I became a teacher by accident. While visiting the Dominican Republic, way back when, I was asked to teach a 7th – 9th grade Language Arts class. I didn’t have a teaching degree and I had absolutely no experience, but that didn’t matter – I spoke English and I liked to read, so I figured it should be fine. Naively, I dove in, thinking it would be fairly easy.

I was, in one word, wrong.

After the first few terrifying months, I discovered Nancie Atwell’s In the Middle. Her book was a revelation and I instantly decided I’d give her reading/writing workshop a shot. After all, what did I have to lose? And so I began my experiment in teaching.

Since then, my teaching career has felt like an ever-changing, ongoing experiment: I read about an educational theory, develop a hypothesis, collect materials, run the experiment, draw conclusions, and then try again.

Slowly, slowly I improved my craft. I gave up control, stepped away from center stage, and put the learning in the hands of my students. The experiment continues and every day I learn something new.

Fifteen years ago, a couple of friends and I decided to open our own school. We rented a small house, bought some furniture, books, and computers, and opened the doors of The Community for Learning with 11 students spread throughout grades 1 – 3 and a group of parents who were brave enough to join us. Today we have about 430 students and 6 classes have come, graduated, and gone.

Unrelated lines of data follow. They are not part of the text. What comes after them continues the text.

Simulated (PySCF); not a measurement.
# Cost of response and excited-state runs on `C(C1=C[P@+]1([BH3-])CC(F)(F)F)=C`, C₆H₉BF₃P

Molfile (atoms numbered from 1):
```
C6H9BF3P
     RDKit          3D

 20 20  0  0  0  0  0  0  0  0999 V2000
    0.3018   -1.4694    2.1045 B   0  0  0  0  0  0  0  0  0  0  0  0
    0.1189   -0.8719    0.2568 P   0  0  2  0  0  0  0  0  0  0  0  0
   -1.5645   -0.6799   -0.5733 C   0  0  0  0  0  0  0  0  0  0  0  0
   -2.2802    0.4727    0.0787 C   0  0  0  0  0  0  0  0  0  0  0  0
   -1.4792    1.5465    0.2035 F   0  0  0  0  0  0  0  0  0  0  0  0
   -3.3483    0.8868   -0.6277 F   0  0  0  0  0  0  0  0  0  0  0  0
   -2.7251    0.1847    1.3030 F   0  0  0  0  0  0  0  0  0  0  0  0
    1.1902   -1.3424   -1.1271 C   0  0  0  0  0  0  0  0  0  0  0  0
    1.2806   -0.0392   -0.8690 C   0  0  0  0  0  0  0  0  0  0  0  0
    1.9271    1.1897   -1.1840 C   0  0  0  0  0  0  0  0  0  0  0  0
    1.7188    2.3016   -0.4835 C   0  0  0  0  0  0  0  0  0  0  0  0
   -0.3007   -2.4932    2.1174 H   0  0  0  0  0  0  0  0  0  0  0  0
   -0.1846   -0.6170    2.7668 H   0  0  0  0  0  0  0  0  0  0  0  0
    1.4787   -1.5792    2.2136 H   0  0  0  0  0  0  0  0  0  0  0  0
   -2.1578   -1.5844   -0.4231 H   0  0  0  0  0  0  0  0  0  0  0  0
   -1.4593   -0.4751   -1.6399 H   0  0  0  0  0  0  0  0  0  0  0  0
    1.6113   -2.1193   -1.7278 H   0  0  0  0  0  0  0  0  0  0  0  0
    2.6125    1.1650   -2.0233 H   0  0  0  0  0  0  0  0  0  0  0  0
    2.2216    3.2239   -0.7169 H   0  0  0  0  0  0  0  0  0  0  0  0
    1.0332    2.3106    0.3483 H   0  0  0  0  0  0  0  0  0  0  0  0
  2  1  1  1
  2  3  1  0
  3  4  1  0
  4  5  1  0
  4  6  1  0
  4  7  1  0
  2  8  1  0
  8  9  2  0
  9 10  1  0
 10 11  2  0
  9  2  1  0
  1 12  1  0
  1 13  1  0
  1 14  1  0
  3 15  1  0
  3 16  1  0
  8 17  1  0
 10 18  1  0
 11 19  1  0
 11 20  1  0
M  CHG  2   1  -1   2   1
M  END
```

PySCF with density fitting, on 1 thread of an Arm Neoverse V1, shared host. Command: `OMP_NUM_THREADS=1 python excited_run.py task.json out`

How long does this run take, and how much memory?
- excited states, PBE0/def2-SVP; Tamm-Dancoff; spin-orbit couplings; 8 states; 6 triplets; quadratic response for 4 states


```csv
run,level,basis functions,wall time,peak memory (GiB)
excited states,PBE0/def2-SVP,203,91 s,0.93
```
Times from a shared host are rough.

We’ve been very lucky to find a wonderful group of teachers who are also experimenters and who have passionately given their all to this project. Each year we decide on a new goal and we go for it. This year the secondary school has decided to begin Project Based Learning, using all the tools that technology has to offer and making our projects cross-curricular.

I want to use this blog to document our journey – our, research, our learning, our plans, our successes and our failures. I’m very excited to see what happens.